If those posts were intended as jokes, you forgot to include the punch line. If I had wanted to talk to somebody with your personality, I would be at the damn pet store talking to the lizards. Maybe you wouldn’t read like such pathetic losers if you weren’t intellectually slower than a herd of turtles stampeding through a vat of chunky peanut butter; if your weren’t so fat that the Brooklyn Bridge would collapse if you ever tried to go Bungee Jumping off of it, or if you didn’t have a face so ugly that your Psychiatrist makes you lie face down. Who am I kidding? You would.
In conclusion, sit down and shut up before you trip over your own tongues and hurt yourselves.

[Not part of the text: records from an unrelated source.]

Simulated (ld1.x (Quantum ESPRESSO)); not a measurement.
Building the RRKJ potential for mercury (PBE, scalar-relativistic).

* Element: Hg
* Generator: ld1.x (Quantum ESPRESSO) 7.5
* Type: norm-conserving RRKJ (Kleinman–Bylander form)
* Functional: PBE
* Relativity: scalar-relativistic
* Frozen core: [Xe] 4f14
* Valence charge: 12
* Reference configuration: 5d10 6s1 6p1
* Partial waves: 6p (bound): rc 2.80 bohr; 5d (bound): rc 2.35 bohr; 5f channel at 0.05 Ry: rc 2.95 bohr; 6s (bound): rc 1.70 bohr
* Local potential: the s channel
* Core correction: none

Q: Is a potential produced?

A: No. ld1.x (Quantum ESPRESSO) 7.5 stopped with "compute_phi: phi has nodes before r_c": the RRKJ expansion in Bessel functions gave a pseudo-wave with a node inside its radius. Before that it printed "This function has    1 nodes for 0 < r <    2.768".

Ha ha ha. Im suprised at the amount of people that actually believed this. Deary me, we do have a nation of complete idiots.
haha. Having just listened to some Babyshambles this is story makes complete sense and explains how this trash gets so popular. enjoy the sonic rubbish, sheep.
OF COURSE DOHERTY IS A HOAX! Isn’t it incredible how a joke can become the ‘truth’ if enough people are sucked in (and clearly way too embarrased to admit it). The same people who love Doherty are probably still voting ‘new labour’ and dreaming of pixies… hey ho…
Watch the Great rock n Roll Swindle and there you have it.
if the klf came out with those identical sounds they wouldn’t have got anywhere, since the early days of pop music older stars have assisted in manufacturing stars of tomorrow as an outlet, potboiler or otherwise. if this is true, the only thing any different is that it happened in a territory people put too much stock in – indie rock bollocks. i wouldn’t be shocked, do you lot really care?
plus side is one or two nice songs came out of it, and if you found a way to really relate to any of the lyrics consider yourself blessed.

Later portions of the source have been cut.